Brendon Bouzard writes an interesting blog called, "My Five Year Plan..Stumbling toward bmovies since 2006..." http://brendonbouzard.com/blog His July 14 post looked at my film, NO LIES. The following is reprinted with his permission..He really nailed it. I've embedded the video from Vimeo.
By Brendon Bouzard
I'm going to take two steps in advance of talking about ...No Lies, which I think is an important film. One is that every single thing that follows is a spoiler. Including my second warning: that this film is potentially triggering.
...no lies - a film by Mitchell W. Block from Direct Cinema Limited on Vimeo.
...No Lies was directed by Mitchell Block while he was a student at NYU in the 1970s, and though it's just sixteen minutes long, it covers a lot of ground. It is a mockumentary (although that word seems inappropriate given the film's gravity) in which a student filmmaker pesters a female friend about where she's going that night as she gets ready. Slowly he coaxes from her - at first unwittingly and then exploitatively - that she was recently raped and that when she tried to file a police report she was harassed by the officers. She becomes upset at her friend's increasingly aggressive and accusatory line of questioning as he follows her around her small apartment with his camera, leading to her breaking down emotionally.

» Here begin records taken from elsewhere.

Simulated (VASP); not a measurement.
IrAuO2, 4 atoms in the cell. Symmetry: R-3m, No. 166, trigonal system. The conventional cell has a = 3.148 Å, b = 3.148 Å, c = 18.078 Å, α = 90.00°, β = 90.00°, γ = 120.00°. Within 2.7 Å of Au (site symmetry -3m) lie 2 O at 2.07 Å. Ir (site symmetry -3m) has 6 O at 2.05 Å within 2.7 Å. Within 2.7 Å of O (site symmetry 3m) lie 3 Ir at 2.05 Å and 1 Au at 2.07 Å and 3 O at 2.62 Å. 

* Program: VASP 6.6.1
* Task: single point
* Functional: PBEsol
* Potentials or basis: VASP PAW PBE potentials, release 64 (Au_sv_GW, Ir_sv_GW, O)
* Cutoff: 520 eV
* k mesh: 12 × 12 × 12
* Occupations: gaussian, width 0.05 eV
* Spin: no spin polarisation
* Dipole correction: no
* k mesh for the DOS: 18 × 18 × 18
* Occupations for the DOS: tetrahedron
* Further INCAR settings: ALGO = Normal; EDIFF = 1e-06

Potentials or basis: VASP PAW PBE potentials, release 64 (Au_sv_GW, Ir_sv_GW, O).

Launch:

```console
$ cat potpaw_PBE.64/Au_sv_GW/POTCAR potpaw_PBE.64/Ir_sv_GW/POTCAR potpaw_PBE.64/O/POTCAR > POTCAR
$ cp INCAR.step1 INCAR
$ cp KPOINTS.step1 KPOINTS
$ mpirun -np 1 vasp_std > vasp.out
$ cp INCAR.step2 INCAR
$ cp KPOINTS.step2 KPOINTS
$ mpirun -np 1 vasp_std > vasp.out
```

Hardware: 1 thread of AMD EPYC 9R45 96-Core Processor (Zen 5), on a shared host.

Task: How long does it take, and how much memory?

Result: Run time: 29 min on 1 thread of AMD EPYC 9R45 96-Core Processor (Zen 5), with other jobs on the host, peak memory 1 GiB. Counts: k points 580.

It's a difficult film to watch, but as I said above, I think it's an important one. Its subject is power relationships between men and women - rapist and victim, police officer and victim, filmmaker and... victim. It offers a withering rebuke to the then in-vogue trend of American documentary, the direct cinema style that informed the works of The Maysles, Frederick Wiseman and Alan and Susan Raymond, whose An American Family had premiered on PBS the year prior and whose filming of the divorce of Patricia and Bill Loud was fodder for ethical debates within the filmmaking community in the ensuing months. Surely Block had the Raymonds in mind when he conceived this film.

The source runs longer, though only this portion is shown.